Martin Luther King Jr.’s Daughter Urges Protestors to Use ‘Non-Violent Means’
By Rachel McRady
Paras Griffin/Getty Images
Dr. Bernice King, the youngest child of the late Dr. Martin Luther King Jr., is speaking out as protests are carried out around the country. The 57-year-old CEO of The King Center spoke at a city briefing in Atlanta, Georgia, over the weekend where she addressed those protesting the death of George Floyd.
"I've obviously been in the place of the daughter of George, a 6-year-old left without her daddy who was killed senselessly as my father was assassinated senselessly," King said, referencing her father's 1968 death. "It sent me on a journey of anger, and I fought that demon a long time."
King went on to follow in the footsteps of her Civil Rights leader father, urging a non-violent civil disobedience.
"This is a moment where people are feeling a lot of stuff right now and are fed up. And as I stand in this moment and I look at my journey, I have to make an appeal to my brothers and sisters. Because I realize that the only way to get constructive change is through non-violent means," she continued.
She added that others should "listen to the cries that are coming out of the hearts and the souls of my young brothers and sisters and all of the others that are in the streets of America right now and in our city."
The activist went on to note that systemic racism and white supremacy must be dealt with through non-violent means.
"It's a proven method. It did not fail my father," she added. "Right now it's about what is the end goal. The end goal is we want change and we want it now, but change never comes through violence. It is not a solution."
King noted that though she doesn't support violent protests, that doesn't mean she doesn't relate to protestors' pain.

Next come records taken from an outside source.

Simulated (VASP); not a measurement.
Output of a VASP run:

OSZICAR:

"I am speaking through my heart now and saying I feel you. Trust me, I feel you," she said. "I've been close to the edge this time, but I can't go back to all that I felt inside and the rage that was inside that wanted me to destroy people and destroy lives as Martin Luther King's daughter."
Floyd, a black man living in Minneapolis, Minnesota, died after a police officer held him down by the neck with his knee for more than seven minutes when he was arrested for suspicion of forgery. The incident was filmed and Floyd was seen repeatedly telling the officer, "I can't breathe."